What are job arrays?

A resource manager or scheduler that support job arrays typically exposes a task identifier to the job script as an environment variable. This is simply a number out of a range specified when the job is submitted.

For the resource managers and schedulers supported by atools, that would be * PBS_ARRAYID for PBS torque, * MOAB_JOBARRAYINDEX for Adaptive's Moab, and * SGE_TASKID for SUN Grid Engine (SGE), * SLURM_ARRAY_TASK_ID for Slurm workload manager.

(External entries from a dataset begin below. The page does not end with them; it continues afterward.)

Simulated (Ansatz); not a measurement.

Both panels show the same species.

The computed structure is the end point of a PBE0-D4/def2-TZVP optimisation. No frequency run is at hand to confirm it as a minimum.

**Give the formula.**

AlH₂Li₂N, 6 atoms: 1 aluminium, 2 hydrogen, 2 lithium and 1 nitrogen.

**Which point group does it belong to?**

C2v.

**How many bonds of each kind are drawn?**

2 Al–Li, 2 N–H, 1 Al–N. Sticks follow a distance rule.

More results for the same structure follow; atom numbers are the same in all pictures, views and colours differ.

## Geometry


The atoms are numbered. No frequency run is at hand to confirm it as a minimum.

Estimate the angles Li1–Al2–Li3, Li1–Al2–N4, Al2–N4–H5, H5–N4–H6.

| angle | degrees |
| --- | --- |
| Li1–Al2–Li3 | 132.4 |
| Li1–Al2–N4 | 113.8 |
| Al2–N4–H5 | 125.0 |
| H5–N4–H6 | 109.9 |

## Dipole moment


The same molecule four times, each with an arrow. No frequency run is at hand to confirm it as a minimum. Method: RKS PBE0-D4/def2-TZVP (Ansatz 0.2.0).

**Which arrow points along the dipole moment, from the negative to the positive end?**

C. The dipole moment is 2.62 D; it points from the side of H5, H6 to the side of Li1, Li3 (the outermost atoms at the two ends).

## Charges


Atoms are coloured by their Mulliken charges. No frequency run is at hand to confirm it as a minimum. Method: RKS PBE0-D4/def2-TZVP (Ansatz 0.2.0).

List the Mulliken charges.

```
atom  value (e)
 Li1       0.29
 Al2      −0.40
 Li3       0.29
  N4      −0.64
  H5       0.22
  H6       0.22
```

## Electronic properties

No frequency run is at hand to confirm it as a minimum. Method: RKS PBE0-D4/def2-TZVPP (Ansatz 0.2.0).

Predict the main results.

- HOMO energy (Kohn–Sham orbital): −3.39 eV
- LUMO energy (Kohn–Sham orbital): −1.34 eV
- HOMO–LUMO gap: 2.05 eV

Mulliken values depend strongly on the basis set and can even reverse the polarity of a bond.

Typically, this task identifier is then use to determine, e.g., the specific input file for this task in the job script:

...
INPUT_FILE="input-${PBS_ARRAYID}.csv"
...

Submitting arrays jobs is quite simple. For each of the supported queue systems and schedulers, one simply adds the -t <int-range> options to the submission command, qsub for PBS torque and SUN grid engine, msub for Moab, e.g., for PBS torque:

$ qsub  -t 1-250  bootstrap.pbs

The submission command above would create a job array of 250 tasks, and for each the PBS_ARRAYID environment variable would be assigned a unique value between 1 and 250, inclusive.

Although job arrays provide sufficient features for simple scenarios, it quickly becomes a nuisance for more sophisticated problems, especially in parameter exploration type computations. atools aims to eliminate as much as possible of the boiler plate code you have to write over and over again.